The idea leading this work is to estimate the satisfaction level of government service users in a large and dispersed population, for which a sample design with an equal selection probability is not a feasible option. This study is based on the analysis of the sampling distributions of estimators under different sampling designs.
It is shown that the probability of selection of the units behind the sampling design affect the results of the PLS algorithm, both the scores of latent variables and the impacts between them.
To the author's knowledge, this issue has not been addressed before in the literature.
Fecha recepción: Agosto 2015 Fecha aceptación: Diciembre 2015
PLS algorithm is available in some software alternatives, such as, PLS Graph, SmartPLS, PLS-GUI, SPAD-PLS, among others. The PLS algorithm was designed to test and measure cause and effect relationships between both, unobservable variables (latent variables) and observable variables (manifest variables). The PLS algorithm also allows to determine a score or measurement in latent variables.
The use of PLS algorithm is prevalent in areas of social sciences, such as psychology, where it is common to work with latent variables (IQ, level of depression). Another common use of PLS algorithm is in customer satisfaction indexes. Satisfaction indexes such as the American Customer Satisfaction Index (ACSI, 2005) or the European Customer Satisfaction Index (ECSI, in Chatelin et. al (2002)) use this algorithm to measure customer satisfaction, whether it is with products or services from the private or public sectors.

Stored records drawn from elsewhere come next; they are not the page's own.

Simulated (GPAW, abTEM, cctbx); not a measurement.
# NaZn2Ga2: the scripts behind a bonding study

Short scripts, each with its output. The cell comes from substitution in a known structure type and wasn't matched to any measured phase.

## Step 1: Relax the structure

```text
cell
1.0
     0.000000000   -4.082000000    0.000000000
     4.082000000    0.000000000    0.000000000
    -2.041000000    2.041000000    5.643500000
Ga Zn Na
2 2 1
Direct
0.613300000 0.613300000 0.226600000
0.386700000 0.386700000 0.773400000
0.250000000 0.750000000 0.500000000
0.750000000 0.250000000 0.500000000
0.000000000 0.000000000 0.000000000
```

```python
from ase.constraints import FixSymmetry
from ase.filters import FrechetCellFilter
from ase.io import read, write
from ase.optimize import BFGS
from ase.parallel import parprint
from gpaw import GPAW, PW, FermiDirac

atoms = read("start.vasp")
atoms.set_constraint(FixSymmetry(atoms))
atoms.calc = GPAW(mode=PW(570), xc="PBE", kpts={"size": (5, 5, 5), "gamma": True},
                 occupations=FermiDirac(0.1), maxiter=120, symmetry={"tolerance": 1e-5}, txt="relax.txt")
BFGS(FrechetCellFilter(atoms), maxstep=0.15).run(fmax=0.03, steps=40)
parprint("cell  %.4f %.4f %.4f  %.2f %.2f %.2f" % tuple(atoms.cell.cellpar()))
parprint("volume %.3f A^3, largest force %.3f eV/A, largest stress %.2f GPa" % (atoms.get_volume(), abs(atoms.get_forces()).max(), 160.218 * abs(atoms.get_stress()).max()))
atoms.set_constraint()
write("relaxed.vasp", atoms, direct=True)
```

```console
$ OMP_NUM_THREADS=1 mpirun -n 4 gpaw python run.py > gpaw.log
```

The origin of this work arises from a real problem, estimating user satisfaction level of beneficiaries of social assistance programs of the Mexican government based on Partial Least Squares Path Models, i.e. by Structural Equation Modeling and the PLS algorithm. The beneficiaries of these programs are widely dispersed throughout the country in hard to reach areas. They are people of low economic level (no phone) and the only way to contact them is by face to face interview. For the type of population described above, a sampling design with equal probability of selection, such as Simple Random Sampling (SRS), is not feasible, because it involves the interviewer's displacement to difficult places, sometimes just to survey one person, even forming subgroups in the population (stratified sampling). An unequal probability sampling design is a better option in these conditions because concentrates the sample in fewer regions.
During the development of this evaluation, we came to some questions on which there are not answers in the current literature. By using PLS path models, what about the results of the PLS algorithm when the sampling design does not give the same probability of selection to elements in the population? Will the results be severely altered? Just the impacts between variables are affected? Just the scores are affected? Both? The trend is towards sub (over) estimate? What we can be done to reduce the effect of sampling design? Is the use of weights (probability weights) convenient in this situation?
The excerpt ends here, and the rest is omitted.